Reviewed by Andrew O'Hehir
Our synopses give away the plot in full, including surprise twists.
While arresting drug runners near the US-Mexican border, Tijuana policemen Javier Rodriguez (Benicio Del Toro) and Manolo Sanchez (Jacob Vargas) become involved with the National Drug Force, a unit commanded by General Salazar (Tomas Milian). Salazar instructs them to locate Francisco Flores (Clifton Collins Jr), a hit man who works for a local drugs cartel which the general is determined to smash. In San Diego, Gordon (Don Cheadle) and Castro (Luis Guzmán), members of the US Drug Enforcement Agency, arrest Ruiz (Miguel Ferrer), a mid-ranking member of the same Tijuana cartel, which is run by the Obregon brothers. Ruiz agrees to give evidence against Carlos Ayala (Steven Bauer), a major Obregon trafficker in San Diego. Rodriguez and Sanchez find Flores in San Diego and drive him to Salazar's base where he discloses the addresses of key members of the Obregon cartel.

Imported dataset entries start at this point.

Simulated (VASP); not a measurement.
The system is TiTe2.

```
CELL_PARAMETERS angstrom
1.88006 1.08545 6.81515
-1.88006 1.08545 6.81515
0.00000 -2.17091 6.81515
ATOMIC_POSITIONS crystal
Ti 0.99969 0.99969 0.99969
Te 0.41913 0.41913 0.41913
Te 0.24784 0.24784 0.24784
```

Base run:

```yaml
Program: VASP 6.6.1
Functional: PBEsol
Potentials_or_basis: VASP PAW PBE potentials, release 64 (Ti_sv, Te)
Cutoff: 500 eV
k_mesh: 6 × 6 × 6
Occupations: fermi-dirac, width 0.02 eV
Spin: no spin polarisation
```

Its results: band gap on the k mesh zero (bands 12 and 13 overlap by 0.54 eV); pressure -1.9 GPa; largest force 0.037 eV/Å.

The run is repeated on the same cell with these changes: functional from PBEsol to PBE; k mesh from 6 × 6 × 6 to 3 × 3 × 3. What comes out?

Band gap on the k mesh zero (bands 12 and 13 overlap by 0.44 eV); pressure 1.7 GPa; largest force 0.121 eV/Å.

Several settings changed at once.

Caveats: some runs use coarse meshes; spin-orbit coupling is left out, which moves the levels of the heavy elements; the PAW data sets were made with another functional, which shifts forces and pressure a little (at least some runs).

With her husband in custody, Helena Ayala (Catherine Zeta-Jones) is shadowed by the DEA and the Obregons, who demand money that Carlos owes them. Meanwhile, newly appointed US drug czar Robert Wakefield (Michael Douglas) finds out about his daughter Caroline's (Erika Christensen) drug problem. In Tijuana, Helena strikes a deal with the Obregon cartel to have Ruiz killed and Carlos' debt wiped out. Flores botches the hit on Ruiz, inadvertently killing Castro before being shot dead by a hit man. Rodriguez and Sanchez discover that Madrigal (Joel Torres), a member of the Juarez cartel, chief rival to the Obregons, who was believed dead, is alive in Mexico City and that Salazar works for the Juarez cartel. While Wakefield establishes cross-border links with Salazar, Caroline's drug problems worsen and she runs away from home. Salazar finds out that Sanchez is selling information to the DEA and has him executed. Rodriguez then passes on his knowledge about Salazar and the Obregon cartel to the Americans. With Salazar's criminal links exposed, he is murdered. Wakefield tracks Caroline down and brings her home. Ruiz is poisoned before he can testify; Carlos goes free. Wakefield resigns his post. At a party celebrating Carlos' release, Gordon forces his way into the Ayala household where he plants a surveillance device.
Although its vigorous, unjaded rush of imagery and story makes for an exciting visual experience, Steven Soderbergh's Traffic is in the end a fatally sober film about drugs. For all the washed-out yellows of the film's Mexican desert and the midnight blues of its American Midwest, Traffic is a conventional cops-and-robbers melodrama, uniform in narrative texture, moralistic in tone and only intermittently in contact with the pleasure principle. None of this needs interfere with most viewers' enjoyment, and this adaptation (by Stephen Gaghan) of the Channel 4 series Traffik may be the most rousing Hollywood film about the drug trade since The French Connection.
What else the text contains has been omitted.